The first phase of the targeted housing (private rented sector) enforcement pilot; the
Claremont ‘Ten Streets Project’, is nearing completion and early indicators show successes
in encouraging private sector investment to achieve both minimum statutory and decent
homes standards compliance. This targeted programmed inspection initiative is believed to
be the first of its kind in the country and provides valuable performance measures for any
future MIPS (Monitoring and Intervention in the Private Sector) project. A total of 369
properties have been inspected to date, in the project area.

Over 90 Houses in Multiple Occupation licences have been issued and investigative and
licensing enforcement powers are being used to identify and tackle properties operating as
unauthorised Houses in Multiple Occupation’s. This work is being carried out jointly with a
range of Council service areas and other agencies as part of the wider agenda of cleaning
up neighbourhoods and improving standards for occupants and neighbours.

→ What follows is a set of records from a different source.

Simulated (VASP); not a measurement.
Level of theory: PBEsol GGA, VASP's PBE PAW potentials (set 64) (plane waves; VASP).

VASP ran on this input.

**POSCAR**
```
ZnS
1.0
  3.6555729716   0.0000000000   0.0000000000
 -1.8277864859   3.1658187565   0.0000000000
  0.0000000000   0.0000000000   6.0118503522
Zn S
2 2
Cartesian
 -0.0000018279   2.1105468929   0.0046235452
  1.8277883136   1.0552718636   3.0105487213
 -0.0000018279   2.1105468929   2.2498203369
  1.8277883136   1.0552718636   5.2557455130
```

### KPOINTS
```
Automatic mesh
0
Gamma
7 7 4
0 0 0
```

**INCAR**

In December 2007, the Council successfully prosecuted an established local landlord and
agent for operating a sub-standard Houses in Multiple Occupation. The landlord received a
criminal conviction for contravention of Houses in Multiple Occupation Management
Regulations including; poor fire and electrical safety measures, structural defects and
inadequate waste management facilities. The landlord can now be refused a licence as not
being a fit and proper person under the Housing Act. Another prosecution of an established
landlord with a large portfolio of properties is currently waiting a court date.

Thank you Mr Mayor, I will be pleased to invite any questions or comments from Councillors
in relation to the Culture and Communities portfolio.